However long ago, I hinted about writing an entry on “What Makes a Grown-up?,” and although I forgot about it for some time, the topic came up again over the weekend, while we were hosting a couple from out of town.  She grew up with RB, and her husband’s business brought them to the city, so we went out for dinner and drinks on Saturday.  We are all around the same age, but they chose more lucrative career fields (business and computers, respectively) and have followed a more traditional path: marriage, family planning (although, sadly, she had recently suffered a miscarriage), owning a house in the suburbs that they described as “looking like a Pottery Barn catalog,” etc.

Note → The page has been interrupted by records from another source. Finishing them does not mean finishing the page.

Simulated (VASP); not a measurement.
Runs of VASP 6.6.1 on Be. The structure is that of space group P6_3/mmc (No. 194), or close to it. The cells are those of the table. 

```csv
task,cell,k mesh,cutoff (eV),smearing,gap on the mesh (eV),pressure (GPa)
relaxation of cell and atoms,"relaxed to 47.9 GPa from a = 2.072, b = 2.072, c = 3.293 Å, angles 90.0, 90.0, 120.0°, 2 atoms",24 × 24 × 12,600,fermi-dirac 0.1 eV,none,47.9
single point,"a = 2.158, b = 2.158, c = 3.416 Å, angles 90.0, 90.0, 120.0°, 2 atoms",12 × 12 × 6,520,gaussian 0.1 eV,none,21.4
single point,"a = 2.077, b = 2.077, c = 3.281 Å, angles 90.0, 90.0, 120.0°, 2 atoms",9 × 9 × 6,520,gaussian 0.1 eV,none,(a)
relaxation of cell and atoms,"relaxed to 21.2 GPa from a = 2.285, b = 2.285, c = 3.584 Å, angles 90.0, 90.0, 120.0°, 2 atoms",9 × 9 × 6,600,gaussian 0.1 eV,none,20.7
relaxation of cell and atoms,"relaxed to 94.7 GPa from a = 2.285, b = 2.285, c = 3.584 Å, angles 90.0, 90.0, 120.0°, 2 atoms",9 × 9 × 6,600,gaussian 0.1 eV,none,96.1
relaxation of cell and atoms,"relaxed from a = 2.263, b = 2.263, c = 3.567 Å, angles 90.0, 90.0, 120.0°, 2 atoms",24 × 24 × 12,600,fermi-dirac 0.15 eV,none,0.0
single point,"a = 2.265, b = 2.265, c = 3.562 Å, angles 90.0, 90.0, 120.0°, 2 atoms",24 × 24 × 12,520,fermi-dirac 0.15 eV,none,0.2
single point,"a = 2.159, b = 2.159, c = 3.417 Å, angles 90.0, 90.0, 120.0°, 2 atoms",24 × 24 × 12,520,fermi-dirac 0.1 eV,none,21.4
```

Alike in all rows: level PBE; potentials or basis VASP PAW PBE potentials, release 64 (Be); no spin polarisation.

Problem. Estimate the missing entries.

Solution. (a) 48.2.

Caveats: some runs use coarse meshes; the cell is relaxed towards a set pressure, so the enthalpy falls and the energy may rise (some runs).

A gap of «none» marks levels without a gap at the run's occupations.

"'Cause growing up is awfuller / Than all the awful things that ever were."

We had a nice visit, and at some point the topic of being a grown-up came up.  I was surprised to hear from these two polished, far more financially-comfortable-than-I professionals that neither one of them felt like a grown-up, and that while the idea of having children was very appealing to them, it was also kind of horrifying, because, as as she expressed it: “how am I supposed to be the adult?”

I guess the reason this was surprising to me is because I’ve always felt like a grown-up.  Well, not always, but certainly since I was 19 or 20.  Which is not to say I never doubted myself or worried about whether I would succeed in any given venture, but that I figured I was, more or less, in charge of my life.   I would make my choices and I would deal with the ramifications of those choices; whether that meant I would reap the benefits or pay dearly.

I don’t know what to attribute this to.  Was it because my parents took care to educate me in basic life skills like laundry, cooking, and following a budget, and taught me at being self-sufficient was something to be proud of?  Because I was financially on my own once I went to college?  Because I was born female, and I learned pretty quickly that I had to be extra competent to be considered competent at all?  Is it just that I was “born that way?”  I remember a college boyfriend telling me during my freshman year: “weird, I never think about you as anyone’s daughter,” which pleased me immensely at the time (although now I find it slightly troubling).

RB has said multiple times that he doesn’t think of himself as an adult, and whenever his family gives him cash for Christmas or birthdays (and usually this a considerable chunk of change), he complains about how it “infantilizes” him. If I got several hundred “extra” dollars a year from my family I would be thrilled, and I wouldn’t take it as a commentary on my maturity level.

So what is it that makes an adult?  If our guests’ and RB’s  feelings are any indication, it doesn’t seem to be a matter of simply doing things that adults are expected to do, like holding jobs, paying bills, raising children, etc.  And certainly, by those standards I don’t make a very good adult, although I feel like one: my work has never been steady, I own very little (no house,  no retirement savings, but I’m solvent), I don’t have children, and I’m not even married, which used to be a sort of baseline for adulthood.  So what is it? 

Do you feel like an adult?  If so, why?  If not, what would make you feel that way?

 

In other news:  a large proportion of my traffic is coming as a result of this post, which is just weird.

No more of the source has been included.